The White House is denying a New York Times report that President Donald Trump asked former FBI Director James Comey — who he fired last week — to shut down the investigation into the administration’s former National Security Adviser Michael Flynn.
The Times cites a memo that Comey wrote after his meeting with the president a day after Flynn resigned following revelations that, contrary to his initial statements, he had discussed Russian sanctions with the country’s Ambassador Sergey Kislyak on a phone call in December of 2016.
“I hope you can see your way clear to letting this go, to letting Flynn go,” Trump told Comey per the memo, according to the Times. “He is a good guy. I hope you can let this go.”
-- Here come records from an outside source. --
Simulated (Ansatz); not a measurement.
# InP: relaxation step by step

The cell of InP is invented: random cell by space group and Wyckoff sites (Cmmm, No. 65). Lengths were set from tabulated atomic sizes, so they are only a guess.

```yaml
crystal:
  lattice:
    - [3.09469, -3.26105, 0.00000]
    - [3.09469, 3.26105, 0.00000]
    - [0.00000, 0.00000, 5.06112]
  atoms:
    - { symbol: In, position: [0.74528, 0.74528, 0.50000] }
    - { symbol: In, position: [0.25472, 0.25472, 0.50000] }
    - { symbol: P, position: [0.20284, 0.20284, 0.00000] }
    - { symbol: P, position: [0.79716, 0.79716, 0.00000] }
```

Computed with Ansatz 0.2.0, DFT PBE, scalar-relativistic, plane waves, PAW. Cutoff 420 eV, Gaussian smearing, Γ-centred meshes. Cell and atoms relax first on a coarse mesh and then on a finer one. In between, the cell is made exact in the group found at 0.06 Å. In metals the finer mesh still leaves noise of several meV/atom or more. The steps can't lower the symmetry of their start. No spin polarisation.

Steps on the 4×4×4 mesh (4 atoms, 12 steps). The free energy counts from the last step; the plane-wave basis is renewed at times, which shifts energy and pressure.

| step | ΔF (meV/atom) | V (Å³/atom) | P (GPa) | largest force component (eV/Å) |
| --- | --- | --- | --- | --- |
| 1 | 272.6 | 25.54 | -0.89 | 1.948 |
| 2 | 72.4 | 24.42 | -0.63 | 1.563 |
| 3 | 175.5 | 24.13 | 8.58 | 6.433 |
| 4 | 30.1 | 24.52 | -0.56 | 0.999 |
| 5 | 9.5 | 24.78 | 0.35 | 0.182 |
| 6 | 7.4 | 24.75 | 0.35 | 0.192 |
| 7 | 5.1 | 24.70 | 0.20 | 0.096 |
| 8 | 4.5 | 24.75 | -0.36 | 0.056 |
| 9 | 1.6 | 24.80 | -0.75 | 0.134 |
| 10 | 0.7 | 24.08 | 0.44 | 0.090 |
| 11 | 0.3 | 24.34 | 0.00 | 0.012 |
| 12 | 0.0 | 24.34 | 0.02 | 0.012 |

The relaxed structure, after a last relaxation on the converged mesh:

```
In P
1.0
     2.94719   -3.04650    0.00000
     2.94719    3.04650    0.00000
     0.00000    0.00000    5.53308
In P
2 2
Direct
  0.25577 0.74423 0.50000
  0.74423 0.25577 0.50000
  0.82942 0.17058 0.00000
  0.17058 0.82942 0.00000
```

But a White House official denied the report, which was also confirmed by outlets including NBC News, the Washington Post, CNN, CBS, ABC News, the Financial Times and the Associated Press. “While the president has repeatedly expressed his view that General Flynn is a decent man who served and protected our country, the president has never asked Mr. Comey or anyone else to end any investigation, including any investigation involving General Flynn. The president has the utmost respect for our law enforcement agencies, and all investigations. This is not a truthful or accurate portrayal of the conversation between the president and Mr. Comey,” the official told TIME.
The official emphasized acting F.B.I. director Andrew McCabe’s testimony last week, where he said “There has been no effort to impede our investigation to date.”
“If the former director had those concerns why weren’t they shared with the deputy director?,” a White House official said. “Why weren’t they shared with congress? Why weren’t they shared with DOJ?”
A spokesperson for the Department of Justice declined to comment on the Times report, and Flynn’s lawyer did not respond to request for comment.
Rep. Jason Chaffetz, the Republican Congressman who chairs the Congressional Committee on Oversight and Government Reform (but who has said he will not finish out his term), wrote on Twitter that he has his “subpoena pen” ready to obtain Comey’s memo cited in the Times before releasing the letter he sent to McCabe requesting the committee receive “all memoranda, notes, summaries, and recordings” regarding communication between Trump and Comey by May 24.
But some Republican Senators were quick to express doubt about the news after it broke.
“I’ve said openly that the director of the FBI shared more information with Sen. Warner and myself than any [FBI] director has ever shared,” said Sen. Richard Burr, the chairman of the Senate Intelligence Committee which is investigating the Russian meddling in the election. “I think something as material as that probably would have been something he would have shared had it happened.”
Some, like Sen. Lindsey Graham, a member of the Judiciary Committee, said this only increased the need for Comey to testify before Congress, which he has declined to do.
“If he [Trump] did something inappropriate with Director Comey the best way to find that out is to call him before the committee and before the country and to find that out. That’s the way to do it,” said . “I’m not going to take it from a memo.”
Democrats, however, immediately pounced, with Schumer taking to the Senate floor and describing himself as “shaken.”
“Concerns about our national security, the rule of law, the independence of our nation’s highest law enforcement agencies are mounting. The country is being tested in unprecedented ways,” Schumer said. “I say to all of my colleagues in the Senate: history is watching.”